I love omelets. You love omelets. Why wouldn’t our dogs love omelets? This dog-friendly version of the Denver omelet is sure to please.
My pups ate this up. And they weren’t the only ones. I always give what I make them a taste, and I have to confess, even without any salt, the only thing that stopped me from mowing the whole thing down was knowing we were making burgers later.
First, I cooked up the meat. Cut the raw bacon into smallish pieces. The size is up to you, just know that it will shrink as it renders. While the bacon is cooking, chop the other meat. Traditionally, Denver omelets have ham. Your dogs would love that, but I happened to have some low-sodium Spam left over (yes, I eat Spam… don’t judge), so I used that. Either is fine, but even the low-sodium Spam is still pretty high in sodium, so I wouldn’t do that too often. I added it to the already rendering bacon and kept cooking it until it was all golden brown. When that was done, I turned it out on a paper towel to drain the excess grease, retaining only a small amount in the pan to soften the green peppers and cook the eggs.
But while the meat was cooking, I did get all my other ingredients together. That’s really important for this recipe as it can go pretty quickly. I chopped the bell pepper and parsley, measured out the cheese (I used pre-shredded cheddar-Monterrey Jack mix), cracked and scrambled the eggs. I also cut open their fish oil capsules and squeezed the liquid into the eggs. You can put in any powder or liquid supplements your vet recommends, too. Just make sure he or she knows the size of your Kongs, how often you give them out and whether you’re also adding supplements to their meals.
I returned the bacon and Spam to my hot pan and added the bell peppers. I used green because that’s what I had, but you can give them any color you have, too. Not only do many dogs love bell peppers, they’re packed with fiber, beta-carotene and a virtual alphabet of vitamins. Just be careful if you have light-colored carpet — I’ve noticed red and orange tend to bleed into my white cutting board. While onions are traditional in a Denver omelet, you should leave them out of your dog-friendly recipe.
Once the peppers were slightly softened, I poured in the eggs, added the parsley and allowed the mixture to set a little. Don’t be tempted to add salt and pepper here like you would for your own eggs. Not only would you be willing to eat this without (I almost did), but your pups don’t feel they need it as much as you do (and it’s no better for them than it is for us, so why add it?).

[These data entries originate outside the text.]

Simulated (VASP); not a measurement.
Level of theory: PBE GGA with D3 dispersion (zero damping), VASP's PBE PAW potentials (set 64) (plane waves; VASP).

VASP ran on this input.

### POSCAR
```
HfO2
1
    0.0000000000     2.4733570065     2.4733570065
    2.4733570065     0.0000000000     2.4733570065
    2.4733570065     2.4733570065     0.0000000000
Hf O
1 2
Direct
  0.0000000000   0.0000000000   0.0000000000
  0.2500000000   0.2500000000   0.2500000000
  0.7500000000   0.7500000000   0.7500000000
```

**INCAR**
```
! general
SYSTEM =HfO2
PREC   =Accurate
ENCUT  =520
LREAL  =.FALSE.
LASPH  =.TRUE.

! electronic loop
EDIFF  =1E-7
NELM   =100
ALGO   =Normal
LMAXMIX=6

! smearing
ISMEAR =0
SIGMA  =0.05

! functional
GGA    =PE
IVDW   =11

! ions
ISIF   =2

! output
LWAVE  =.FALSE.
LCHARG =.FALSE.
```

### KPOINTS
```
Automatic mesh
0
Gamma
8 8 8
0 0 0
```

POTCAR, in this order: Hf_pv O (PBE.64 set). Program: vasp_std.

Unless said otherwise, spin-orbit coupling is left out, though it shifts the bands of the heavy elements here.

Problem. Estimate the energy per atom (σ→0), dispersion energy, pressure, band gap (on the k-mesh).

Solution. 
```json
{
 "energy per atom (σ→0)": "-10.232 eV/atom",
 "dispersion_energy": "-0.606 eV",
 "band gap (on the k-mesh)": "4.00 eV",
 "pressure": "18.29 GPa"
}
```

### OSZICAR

Then I started breaking up the eggs into chunks small enough to put into my Kongs, allowing the rest of the eggs to cook through.
I removed it from the heat and tossed my cheese on. The heat from the hot eggs and pan should be enough to melt your cheese, but if yours is shredded thicker, it’s OK to put it back on the heat at a reduced temperature.
Next time I do it, I’ll double the recipe so I can have some too (OK, full confession: I ate probably a Kong’s worth myself).
Doggie Denver Omelet recipe
Yields about 2 cups
You can use any kind of meat you want in this recipe so long as it doesn’t have dog-inappropriate spices or veggies (like onions).
- 1 slice bacon, chopped into pieces
- 2 ounces ham (or low-sodium Spam), diced
- 1-1/2 tablespoons diced green peppers
- 4 large eggs, scrambled
- Supplements (liquid or powder) as recommended by your vet
- 2-4 sprigs parsley, chopped
- 1 ounce mixed cheese
- In a preheated skillet over medium to medium-high heat, start to cook the chopped bacon (you don’t need oil as the bacon fat will render to create it). When it starts to get brown on the edges, add the ham. Cook until the bacon is fully cooked, remove from the heat and drain it on a plate lined with paper towels. Do not rinse the skillet. You’ll use the oil still coating it to cook the rest.
- Add the bacon and ham mixture back to the pan over medium heat and toss in the green peppers. Cook until the peppers are softened a little, but don’t let the bacon burn. The peppers don’t have to be totally soft.
- Add the eggs, any supplements and parsley and let the eggs cook until the bottom sets, then begin to break it up into pieces small enough to fit into your Kong. Continue until the eggs are cooked through.
- Remove it from the heat and sprinkle on the cheese. Mix it well until the cheese is melted and stuff it into your Kong.